Tuesday, October 26, 2004

Reading :: After Method

Originally posted: Tue, 26 Oct 2004 21:56:59

After Method: Mess in Social Science Research

by John Law

Just over a year ago -- I remember it was on a plane to SIGDOC, so it must have been mid-October -- I wrote an email to a group with whom I've been discussing research methods. The email, based on my recent readings in science and technology studies, suggested that we should stop thinking of research in terms of hierarchical categories (paradigms contain methodologies which contain methods, etc.) and start thinking of all these components as enacted practices that occupy the same level of scale. In fact, I'll be presenting on the topic at CCCC 2005, and Kristie Fleckenstein is writing an article on this same topic (almost certainly better considered than my presentation will be).
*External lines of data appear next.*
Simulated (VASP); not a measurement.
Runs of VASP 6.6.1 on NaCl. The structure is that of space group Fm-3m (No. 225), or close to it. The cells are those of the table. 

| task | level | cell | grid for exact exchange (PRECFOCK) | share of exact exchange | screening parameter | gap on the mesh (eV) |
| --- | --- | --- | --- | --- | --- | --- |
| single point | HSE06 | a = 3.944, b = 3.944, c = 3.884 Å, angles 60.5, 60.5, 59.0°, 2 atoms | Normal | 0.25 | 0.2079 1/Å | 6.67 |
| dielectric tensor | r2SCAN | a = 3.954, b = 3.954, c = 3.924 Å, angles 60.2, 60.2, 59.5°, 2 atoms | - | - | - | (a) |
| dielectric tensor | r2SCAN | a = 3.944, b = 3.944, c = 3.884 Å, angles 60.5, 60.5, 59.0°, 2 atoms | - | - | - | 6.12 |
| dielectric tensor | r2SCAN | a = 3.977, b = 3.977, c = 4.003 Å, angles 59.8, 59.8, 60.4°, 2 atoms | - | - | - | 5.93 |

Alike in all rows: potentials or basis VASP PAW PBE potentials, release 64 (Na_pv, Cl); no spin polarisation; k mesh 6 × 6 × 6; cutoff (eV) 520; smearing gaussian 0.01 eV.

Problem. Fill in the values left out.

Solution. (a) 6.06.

As I say, the inspiration was the work being done in science and technology studies. And one of the most active scholars in that field is John Law. So I was happy to find out that Law was writing a book along roughly the same lines that our group had been discussing. I finally got the book in the mail the other week, and it doesn't disappoint. Law really gets that "mess" in social science research -- that is, the inability to draw this research into hard boundaries with unequivocal answers -- is insoluble and ultimately undesirable. He also gets the problem that I've attempted to wrestle with elsewhere and that I've called the problem of unintegrated scope: the impulse to impose levels of scale so that one level can be construed as a master level of which the others are just effects. In After Method, he takes on this problem by describing what he calls "method assemblages." He gives two definitions:

In chapter 2 I defined this for the case of representation, as the enactment of a bundle of ramifying relations that shapes, mediates, and separates representations in-here, represented realities out-there, and invisible out-there relations, processes, and contexts necessary to in-here. In chapter 3, I offered a parallel definition appropriate to objects: that method assemblage is also the crafting of relations that shape, mediate and separate our object in-here, its relevant context out-there, and then an endless set of out-there relations, processes and all the rest that are a necessary part of the assemblage but at the same time have disappeared from it. As is obvious, the two are similar in form. But the post-structuralist philosophical tradition suggests a different vocabulary. If we use this then method assemblage becomes the enactment of presence, manifest absence, and absence as otherness. More specifically, method assemblage becomes the crafting or bundling of relations or hinterland into three parts: (a) whatever is in-here or present; (b) whatever is absent but is also manifest in its absence; and (c) whatever is absent but is Other because, while it is necessary to presence, it is not or cannot be made manifest. Note that it is the emphasis on presence that distinguishes method from any other form of assemblage. Note also that to talk of crafting is not necessarily to imply human agency or skill. The various ethnographies we have explored suggest that people, machines, traces, resources of all kinds -- and we might in other contexts extend the list to include spirits or angels or muses -- are all involved with the process of crafting. (p.84)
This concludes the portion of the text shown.